Boys more often than girls get in contact with youth care and rehabilitation programmes and girls are doing better in education. More boys than girls attend special education and the school dropout rate is higher for boys. Generally, young women also achieve better results in higher education. A reverse situation occurs on the labour market. Young men are more often self-supporting and employed on a full-time basis and as a result they earn more than young women, as Statistics Netherlands (CBS) announced today.
Nearly 89 thousand underage people in youth care
On 1 January 2014, the population in the Netherlands included 2.5 million boys and 2.4 million girls under the age of 25. Nearly 89 thousand underage people (less than 3 percent) received one or more different types of youth care in 2013, because they faced problems in their teens and showed behavioural problems. Boys also more often participate in youth rehabilitation programmes than girls.

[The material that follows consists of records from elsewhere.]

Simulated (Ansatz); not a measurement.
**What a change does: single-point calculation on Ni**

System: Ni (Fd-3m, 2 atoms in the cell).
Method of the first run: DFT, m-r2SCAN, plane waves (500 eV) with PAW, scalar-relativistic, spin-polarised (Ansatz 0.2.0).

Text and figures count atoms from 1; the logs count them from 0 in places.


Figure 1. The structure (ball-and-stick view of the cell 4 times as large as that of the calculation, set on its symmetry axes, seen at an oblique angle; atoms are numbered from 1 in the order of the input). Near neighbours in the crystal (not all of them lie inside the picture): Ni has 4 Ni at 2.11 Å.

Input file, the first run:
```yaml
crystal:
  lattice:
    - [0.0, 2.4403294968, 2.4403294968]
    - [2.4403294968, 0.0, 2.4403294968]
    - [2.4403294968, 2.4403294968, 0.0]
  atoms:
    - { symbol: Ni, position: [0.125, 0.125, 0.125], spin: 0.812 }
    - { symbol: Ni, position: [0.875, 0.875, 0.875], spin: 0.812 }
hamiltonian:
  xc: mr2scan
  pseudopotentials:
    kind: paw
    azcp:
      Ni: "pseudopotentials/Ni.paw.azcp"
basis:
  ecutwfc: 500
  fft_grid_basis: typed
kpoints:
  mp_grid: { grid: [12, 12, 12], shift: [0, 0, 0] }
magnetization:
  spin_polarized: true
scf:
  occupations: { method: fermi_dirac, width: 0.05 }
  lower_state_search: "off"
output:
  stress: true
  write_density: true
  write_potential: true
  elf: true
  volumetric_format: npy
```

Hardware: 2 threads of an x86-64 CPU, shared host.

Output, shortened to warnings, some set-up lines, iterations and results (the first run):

Girls outperform boys in secondary and higher education
More boys than girls require support in education. Nearly three times as many boys as girls attend special education schools. The largest gender difference is observed in education for children with severe educational and behavioural disorders (cluster 4).
Behavioural end educational problems occur more frequently among boys. As a result, boys are more likely to repeat a year at school or drop out. Last year, 1 in every 10 young men in the age category 18-24 did not have a starter qualification, versus nearly 7 percent of their female peers.
Based on the results of the Cito exam, boys and girls perform equally well in primary education. In secondary education, however, more girls than boys attend higher general secondary education (havo) or pre-university education (vwo). Subsequently, girls also constitute a majority in higher vocational education (hbo) and university (wo) and they also graduate faster.
More girls opt for scientific studies
Typically, young boys are better at arithmetic, while girls are better at languages. This phenomenon is corroborated by the Cito test results; boys perform better in arithmetic/maths and girls have better linguistic skills. During and after the secondary-school period, boys more often opt for science-related subjects. The interest in science has grown among girls in the Netherlands in recent years, but is still relatively low compared to other European countries.
More young men are working on a full-time basis and self-supporting
Adolescent women tend to comply more with the rules of society and live more traditional lives than their male counterparts. Young men tend to show more extravagant behaviour, but - after having graduated - they easily accommodate to the needs of society. Young men aged between 15 and 27 who no longer attend any form of education or training were almost as often employed as young women; 78 and 80 percent respectively in the first quarter of 2015.
Young men are working on a full-time basis nearly twice as often as young women: 71 versus 37 percent. This is one of the reasons that young men on average earn 21 thousand euros annually, as against 17 thousand euros for women. As a result, more young men than women are economically independent.
Differences between the number of full-timers and part-timers constitute the basis for the gender differences in career prospects; at management level, part-timers are rare. Full-time working mothers, on the other hand, almost as often hold management positions as full-time working fathers.